Friday 15 November 2013

Album review: LAURA VEIRS - Warp & Weft

Highlights: Sun Song, America, Shape Shifter, That Alice

There is one particular moment on Laura Veirs’s new album that makes you realise you’re in the right place. It comes at the beginning of “That Alice”, after the classy initial blast of tastefully distorted guitars: Laura sings “Born in Detroit…”, and all the flaws and shortcomings can easily be forgotten. From start to finish, the song (a tribute to Alice Coltrane, jazz pianist and John Coltrane's second wife) is power-pop heaven at its most memorable and anthemic.  

While Laura Veirs is all charms (she sounds that and she looks that), there is undeniable gutsiness, drive to her songs. Laura's songwriting is countrified, has some folk music influences, as well as a great deal of power pop sweetness. What’s lacking is some sort of mystery (read 'personality') that Neko Case (a good reference point; she also guests as a backing vocalist on a few of these songs) has in spades. And that is the reason why The Worse Things Get… is a triumph, and Warp & Weft is merely a very good album.

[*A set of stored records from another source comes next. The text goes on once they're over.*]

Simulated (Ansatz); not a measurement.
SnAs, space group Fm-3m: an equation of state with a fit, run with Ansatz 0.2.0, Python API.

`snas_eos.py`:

But very good is nothing to be ashamed of – especially when you open your album with a beautiful and wistful track like “Sun Song” and proceed with a lovely, unpretentious anthem called “America” (no less). There’s not an ounce of originality here, and I’m sure I’ve heard that particular female voice a million times already, but the thoughtfully lush production and genuinely good songs (some of which are more immediate, some are less – but all are winners) is what counts.  

Well, if you are going to listen to albums that aren’t and will never be classics – it’d better be albums like Warp & Weft.